Leaving the coast for a while, the road deteriorates a little in quality as it climbs up eastwards towards the woodland at the top of the 585-foot Druim nam Fuath. Following Allt Mhungasdail (the Mungasdale Brook), this is a gentle interlude before what may be some of the grandest scenery that Britain has to offer. There is a car park from where there are some truly superb views of Little Loch Broom and the mountains beyond. The road then slowly descends through the small settlements of Badcaul and Badbea, where it joins the southern bank of Little Loch Broom. Again, there are some tremendous views on this stretch of road, with the old passing places now being used as lay-bys. The views of the loch, Sail Mhor and the peaks of An Teallach make this a road to savour. Running east along the loch, we pass the Ardessie Falls and Camusnagaul to reach the end of the loch at Dundonnell.
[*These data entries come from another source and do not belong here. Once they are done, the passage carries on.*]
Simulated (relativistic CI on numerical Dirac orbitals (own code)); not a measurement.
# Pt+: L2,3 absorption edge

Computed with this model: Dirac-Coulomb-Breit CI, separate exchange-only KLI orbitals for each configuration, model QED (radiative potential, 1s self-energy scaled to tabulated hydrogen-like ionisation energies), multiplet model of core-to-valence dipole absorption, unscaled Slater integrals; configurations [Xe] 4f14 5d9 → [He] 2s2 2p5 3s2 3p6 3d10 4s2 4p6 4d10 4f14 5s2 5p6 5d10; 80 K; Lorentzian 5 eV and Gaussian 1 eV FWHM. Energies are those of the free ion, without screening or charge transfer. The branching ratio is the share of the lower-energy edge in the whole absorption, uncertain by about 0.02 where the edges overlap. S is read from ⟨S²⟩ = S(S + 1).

Just after the Dundonnell Hotel, there is a little car park. This is the the place to stop if you wish to walk up towards the hills of An Teallach. An Teallach is a strong contender for the title of Britain's best mountain. As with Liathach, the mountain is composed of sandstone, and different weathering rates produces a ridge of pinnacles that mountaineers love. An Teallach has two Munros, and is also situated near the coast which enhances the views on clear days. This, however, also means that the mountain takes the full force of Atlantic storms. Despite the coastal location, the mountain rises to nearly 3500ft and, this far north, snow can fall at any time of the year. It is worth stopping here just to see the tiny loch of 'Toll an Lochain', which is about 2000 feet above sea level and situated underneath the great cliffs of Sgurr Fiona. A word of warning though! The inexperienced should be careful though as there have been fatalities on the mountain, particularly in descents. Many climbers just visit Bidean a Ghlas Thuill (the summit) and Sgurr Fiona, and thus miss out the harder parts of the mountain. The Dundonnell Mountain Rescue Team cover this area, and in an emergency, they can be called out through the police. Use the normal emergency numbers, 999 or 112, rather than calling the team directly though.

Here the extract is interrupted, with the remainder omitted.